In Uncategorized on 10/08/2021 at 08:45

Memory calls me back seventy years to a sidewalk in The Bronx (and it’s always “The Bronx”; even tourists know that, although, barring the Zoo and the Botanical Gardens, tourists never go there). We played a simple child’s game whose echoes reached even to the Moon (“One Giant Step for Mankind”). Oh, the Steps, the  Baby Steps, the Umbrella Steps, and the Giant Steps! And Neil Armstrong didn’t have to ask “Mother, may I?”

But Earthlings approaching The Glasshouse in the City nonState are required to ask, and are oftentimes rebuked by the Ch J, for taking the wrong steps. And inasmuch as not all such steps are to be found in the Rules, Ch Js must spend a considerable amount of judicial time and effort in directing litigants into right pathways, playing Mother.

Here’s Julee H. Hafner, Docket No. 11144-20S, filed 10/8/21.* Ch J Maurice B. (“Mighty Mo”) Foley again expends scarce judicial resources on such as this.

“… the parties filed a Proposed Stipulated Decision. Upon review, the Court notes that the filing improperly incorporates both a Proposed Stipulated Decision and a Settlement Stipulation as a single submission. Conversely, the two items should be filed separately.” Order, at p. 1.

I cannot discern why the Heavens would fall if these were filed together. In any case, I’m confused. Rule 91(a)(2) says stipulations are to be “comprehensive.” They must embrace all facts, however obtained. The process of stipulation has more than once been described as “the bedrock of Tax Court litigation.”

So why must the parties be ordered to “…file, as separate docket entries, a Proposed Stipulated Decision and a Settlement Stipulation containing a statement of account (Form 3623)”? Order, at p.1.

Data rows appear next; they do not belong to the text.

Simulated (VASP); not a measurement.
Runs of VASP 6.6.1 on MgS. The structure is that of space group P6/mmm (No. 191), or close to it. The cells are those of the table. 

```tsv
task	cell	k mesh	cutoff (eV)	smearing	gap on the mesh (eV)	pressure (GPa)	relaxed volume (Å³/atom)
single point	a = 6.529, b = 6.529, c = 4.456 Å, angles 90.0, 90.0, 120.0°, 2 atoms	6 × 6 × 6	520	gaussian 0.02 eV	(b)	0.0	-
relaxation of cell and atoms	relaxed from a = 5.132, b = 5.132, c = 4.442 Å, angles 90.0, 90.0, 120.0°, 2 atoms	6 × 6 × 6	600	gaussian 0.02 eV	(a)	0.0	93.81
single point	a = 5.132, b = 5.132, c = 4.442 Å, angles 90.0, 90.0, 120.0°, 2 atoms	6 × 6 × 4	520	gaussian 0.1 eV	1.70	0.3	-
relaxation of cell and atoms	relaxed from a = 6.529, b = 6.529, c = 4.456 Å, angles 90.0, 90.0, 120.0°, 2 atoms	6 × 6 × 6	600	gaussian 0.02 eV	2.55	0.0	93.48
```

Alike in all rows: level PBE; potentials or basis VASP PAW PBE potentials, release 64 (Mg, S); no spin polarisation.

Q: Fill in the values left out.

Granted that IRM (9/3/19) prescribes that form for computing the amount of any settlement at Appeals, and granted same may contain personally identifiable information (although the IRM instructions for preparation thereof are ambiguous, as SSAN is not included), it would be simple enough to seal the entire decision and everything with it. The Genius Baristas do that all the time, with no need for instruction from Ch J Mighty Mo. They even seal orders and opinions that are publicly available on the internet.

*Julee H Hafner 11144-20S 10 8 21


In Uncategorized on 10/07/2021 at 15:13

It is well-settled; that’s what a Judge says when someone’s case is going down the drain. Today Judge Courtney D. (“CD”) Jones says that to Kevin John, Sr. & Whitney S. Witasick, Docket No. 23069-16, filed 10/7/21*. Btw, to be precise, that’s “Mr. Kevin Witasick, Sr. and Mrs. Whitney S. Witasick (the Witasicks),” Order, at p. 1. I will not comment on this choice of nomenclature, as that might take us rather far afield.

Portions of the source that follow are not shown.